Showing posts with label influence. Show all posts
Showing posts with label influence. Show all posts

Saturday, October 9, 2010

The Project Management Circus: Act 2 - The Lion Tamer (Project Sponsor Management)

The lights go out for a few second and there is a booming voice that announces Act 2.

A spotlight shines on the person coming into the cage and inside the cage were several lions.

The person has a whip on one hand a chair on the other and he has treats in his pocket. He has been here before and he knows the lions well - each one of them. He knows not only their names but their personalities as well. He knows what makes them tick. He knows he needs them to succeed. He knows they need him to control the chaos that can happen without him. He waves his hands to his spectators as if in victory even before the show begins.

The booming voice announces him as....The Project Manager.

Each project manager deals with this situation for every new project - facing the project sponsors and working with or through them to ensure project success. What does he need to succeed in this initiative?

1. Sufficient knowledge of who the sponsors are and where they belong in the hierarchy of the organization - the pack order.

2. True knowledge of what is their stake in the project - not just what they publicly say - but what their internal agenda is.
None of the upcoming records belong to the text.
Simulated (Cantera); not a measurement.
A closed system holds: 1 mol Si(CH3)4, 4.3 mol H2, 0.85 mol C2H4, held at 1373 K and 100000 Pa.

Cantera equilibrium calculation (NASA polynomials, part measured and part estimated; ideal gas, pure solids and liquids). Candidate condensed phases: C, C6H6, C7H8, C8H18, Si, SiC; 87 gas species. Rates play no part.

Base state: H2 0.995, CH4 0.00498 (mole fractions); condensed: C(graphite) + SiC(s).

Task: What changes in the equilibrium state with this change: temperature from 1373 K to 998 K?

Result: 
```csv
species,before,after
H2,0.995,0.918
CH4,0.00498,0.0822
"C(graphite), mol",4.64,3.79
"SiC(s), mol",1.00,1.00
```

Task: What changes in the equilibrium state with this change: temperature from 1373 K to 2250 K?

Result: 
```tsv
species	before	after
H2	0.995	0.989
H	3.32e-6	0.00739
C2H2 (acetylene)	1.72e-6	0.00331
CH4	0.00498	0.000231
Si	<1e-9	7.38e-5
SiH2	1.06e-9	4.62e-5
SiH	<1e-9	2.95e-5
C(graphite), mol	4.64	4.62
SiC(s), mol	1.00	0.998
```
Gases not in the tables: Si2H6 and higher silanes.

3. Knowledge of their comfort levels, risk tolerances and when thrown into a corner - which would they primarily protect if they can only choose one - scope, cost, schedule or quality?

4. Knowledge of their pain and pleasure points which may include what information does each one want to hear, when and how and what motivational triggers can be pulled if the project manager wants the sponsors to "jump through hoops'.

5. Understanding the defense mechanism of each one. When provoked - will Lion A run away and will Lion B attack? If the project manager knows who will go into the offensive as a defensive - he needs to make sure he knows how best to defend himself.

Balancing between sponsor motivation (the treats), punishment(the whip) and defense(the chair) is a key skill that each project manager should develop. It is so much better to know how to manage them that to find your head trapped between their jaws.

Thursday, September 30, 2010

Red Pill or Blue Pill? (Living in the Matrix)

Most of us, unfortunately, were not given the choice that Neo was given in the movie The Matrix and we typically either land in a matrix environment or not.

I lived in both worlds and I can attest to the fact that whichever organization structure you are in - they all have their pros and cons. I can say, though, that it is the matrix environment that required me, as a project manager, to develop some specific skills that allowed me to navigate it.

Why is it tricky to navigate? For one, aside from your immediate project team, most of the people you need to be successful do not directly report to you. That means that, chances are, their priorities are different from yours and they can derail your project with less of a concern in terms of performance reviews - as long as their real boss agrees with them. There is also this need to have more communication channels which open your team up to a lot of possible miscommunications.

So what skills did I need to succeed in this environment?

1. Influence - John Maxwell, in his book, Developing The Leader Within You actually said that "Leadership is Influence" and never is it more apparent than in a matrix environment. Unlike a direct report, you need to influence more a person or team that does not report to you to buy into your plan and work with you to succeed

2. Communication - Communication takes on a deeper meaning in a matrix environment since it is the glue that keeps everyone pasted onto your objective as you try to move everyone to the goal and as I mentioned, I realized that in a matrix environment,  there is a need to have more communication channels laterally since one characteristic of a matrix environment is that the org chart is a lot flatter but broader.

3. "Ball Handling" - The matrix was created for several good reasons and one of them is to allow expertise to develop in a group while allowing these experts to work in your projects - sounds good but this requires that, as a project manager, you should know when to pass the ball and to whom. This message got imprinted on me in a workshop when excepts of the movie Goal! - The Dream Begins was shown to us.

4. The ability to see the bigger picture - There were times that I needed to admit that truly my project was less of a priority than a project my matrix team was working on and I had to give way and replan my project because at the end of the day - the question is "which project stands to give the company the best possible benefit vs cost". Some days - that project is not yours.

So why does the matrix still exist amidst the complexities it has? It is only the matrix environment that allows a company to have the expertise and flexibility to execute projects through different resources. For it to be as productive as possible though - the matrix must move as one as a project manager - you are one of those people that steer it.